To make those changes — and to make them stick — you need to convince people in Newark that it’s time.

“If the community does not support it, it can’t be sustained,” he says. “It’s really that simple. It can’t just be a handful of elected leaders supported by national investors.”

The resistance to reform in a city where half the kids wind up dropping out of school might seem puzzling. But during his campaign, Jeffries spent months knocking on doors, talking in churches and holding public meetings.

And while he won big, and thinks it can be done, he says the resistance to change is understandable.

 “The middle class in Newark to a large extent was created based upon jobs in the school system and the municipal government,” he says. “So when you talk about having more performance-based accountability, that can be scary.”

That’s something that people in the suburbs can miss. Just as earlier waves of Irish and Italians relied on government jobs to break into the middle class, so did African-Americans when their day came.

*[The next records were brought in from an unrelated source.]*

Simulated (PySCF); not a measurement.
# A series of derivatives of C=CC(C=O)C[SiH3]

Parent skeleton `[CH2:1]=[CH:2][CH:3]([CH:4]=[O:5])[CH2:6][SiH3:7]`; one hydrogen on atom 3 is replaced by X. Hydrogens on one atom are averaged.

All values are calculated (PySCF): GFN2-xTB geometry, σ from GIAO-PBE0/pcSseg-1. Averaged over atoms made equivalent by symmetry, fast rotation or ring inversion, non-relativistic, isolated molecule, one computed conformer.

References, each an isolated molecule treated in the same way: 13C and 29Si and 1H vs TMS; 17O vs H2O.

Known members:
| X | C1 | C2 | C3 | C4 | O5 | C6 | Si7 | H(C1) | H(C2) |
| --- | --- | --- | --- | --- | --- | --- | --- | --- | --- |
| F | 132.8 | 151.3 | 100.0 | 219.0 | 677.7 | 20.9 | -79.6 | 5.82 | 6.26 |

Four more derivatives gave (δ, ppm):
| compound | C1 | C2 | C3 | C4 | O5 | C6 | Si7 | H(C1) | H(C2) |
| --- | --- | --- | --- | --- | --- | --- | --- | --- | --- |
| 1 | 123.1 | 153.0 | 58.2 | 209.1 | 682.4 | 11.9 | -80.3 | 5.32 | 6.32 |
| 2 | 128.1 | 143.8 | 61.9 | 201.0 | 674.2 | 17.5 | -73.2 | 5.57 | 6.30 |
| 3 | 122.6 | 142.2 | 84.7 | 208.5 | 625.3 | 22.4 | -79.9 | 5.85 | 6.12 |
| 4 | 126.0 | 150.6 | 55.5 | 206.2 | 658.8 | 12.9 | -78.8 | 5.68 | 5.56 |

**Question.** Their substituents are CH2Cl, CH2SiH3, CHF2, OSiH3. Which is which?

Clement Price, a professor of history at Rutgers University and one of the most respected voices in the city, says Jeffries has put his finger on the central political challenge.

“I’m from D.C. and my dad had a government job,” he says. “And on the backs of that job he sent three kids to college. Jobs in the public sector are near and dear to blacks and browns. And once you talk about reforms tied to performance, people do get a bit uncomfortable.”

But Jeffries’ big win shows that reform can sell. Because the city is also full of parents who want better for their children.

Look at the flood of applications to the city’s best charter schools. The TEAM schools, for example, have 1,250 students and a waiting list of over 4,000. Ryan Hill, the director of the schools, gets a stream of letters from desperate parents and kids who lose out.

“It’s awful,” he says. “If the mayor pushes reform he will get a lot of push back. But there are a lot of folks in this city who want reform.”

So how does the $100 million gift from Facebook founder Mark Zuckerberg fit in?

First, it can finance some of the reforms. It can help expand good charter schools and good traditional schools. It can finance bonuses for good teachers. It can help attract a star superintendent.